Rue Saint-Denis, Montréal.
A Borrowed Mic and No Plan.
Billy Bisson isn't just a name on a label. He's the working-class Montréal guy who did everything right — steady job, young family, rented apartment in the Plateau — and still felt like he was drowning. Not in catastrophe. In the quiet kind of drowning that men rarely talk about: the weight of expectations nobody told you were there until you were already under them.

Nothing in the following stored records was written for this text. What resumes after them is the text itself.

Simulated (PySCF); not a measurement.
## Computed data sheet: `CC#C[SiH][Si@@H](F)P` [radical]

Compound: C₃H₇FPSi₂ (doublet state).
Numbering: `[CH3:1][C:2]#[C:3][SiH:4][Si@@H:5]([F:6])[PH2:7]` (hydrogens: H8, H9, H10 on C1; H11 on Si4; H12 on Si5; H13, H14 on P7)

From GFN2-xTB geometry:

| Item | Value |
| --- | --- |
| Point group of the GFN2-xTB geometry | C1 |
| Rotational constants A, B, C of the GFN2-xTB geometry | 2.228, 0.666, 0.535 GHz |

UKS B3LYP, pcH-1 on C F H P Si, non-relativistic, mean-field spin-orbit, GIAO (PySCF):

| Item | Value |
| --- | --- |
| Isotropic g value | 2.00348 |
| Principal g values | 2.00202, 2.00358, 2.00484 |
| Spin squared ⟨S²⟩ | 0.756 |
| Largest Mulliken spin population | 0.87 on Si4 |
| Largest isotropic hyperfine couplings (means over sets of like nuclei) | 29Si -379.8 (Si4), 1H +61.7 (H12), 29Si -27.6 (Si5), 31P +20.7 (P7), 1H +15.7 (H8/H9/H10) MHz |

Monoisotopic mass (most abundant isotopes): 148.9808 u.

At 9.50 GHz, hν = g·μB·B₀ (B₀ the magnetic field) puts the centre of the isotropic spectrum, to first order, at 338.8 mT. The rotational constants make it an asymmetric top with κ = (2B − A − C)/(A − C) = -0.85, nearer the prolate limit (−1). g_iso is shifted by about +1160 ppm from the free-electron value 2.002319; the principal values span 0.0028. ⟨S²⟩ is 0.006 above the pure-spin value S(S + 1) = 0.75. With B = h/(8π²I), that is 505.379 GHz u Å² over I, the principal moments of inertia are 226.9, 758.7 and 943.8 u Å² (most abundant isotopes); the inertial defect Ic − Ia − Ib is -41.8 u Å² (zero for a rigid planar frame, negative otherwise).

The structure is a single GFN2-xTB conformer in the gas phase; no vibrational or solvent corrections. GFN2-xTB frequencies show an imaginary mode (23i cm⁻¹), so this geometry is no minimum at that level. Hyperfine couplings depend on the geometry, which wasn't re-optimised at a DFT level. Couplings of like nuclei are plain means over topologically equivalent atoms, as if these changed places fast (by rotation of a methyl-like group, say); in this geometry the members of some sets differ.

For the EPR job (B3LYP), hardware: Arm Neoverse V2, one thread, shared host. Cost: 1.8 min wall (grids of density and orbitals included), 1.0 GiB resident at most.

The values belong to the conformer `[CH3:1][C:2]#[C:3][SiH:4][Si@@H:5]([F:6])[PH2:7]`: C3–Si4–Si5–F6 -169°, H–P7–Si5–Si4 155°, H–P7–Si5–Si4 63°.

In the fall of 2018, Billy and his closest friend Marc recorded the first episode of what they called The Billy Bisson Podcast in Marc's basement apartment on Rue Saint-Denis. They had one Blue Yeti microphone, a blanket over a bookshelf to kill the echo, and nothing to say except the truth. They talked about Billy's father not knowing how to say "I love you." About Marc's panic attacks during his wife's first pregnancy. About how neither of them had a single male friend they could actually call at 2 in the morning.
The episode went up on a Tuesday. By Thursday it had been shared three hundred times by strangers in Montréal, Toronto, Calgary, and Saskatoon. Men writing in to say: this is exactly what I've been feeling and I've never heard anyone say it out loud.
That was the beginning. Not a business plan. Not a brand strategy. Just two men refusing to pretend.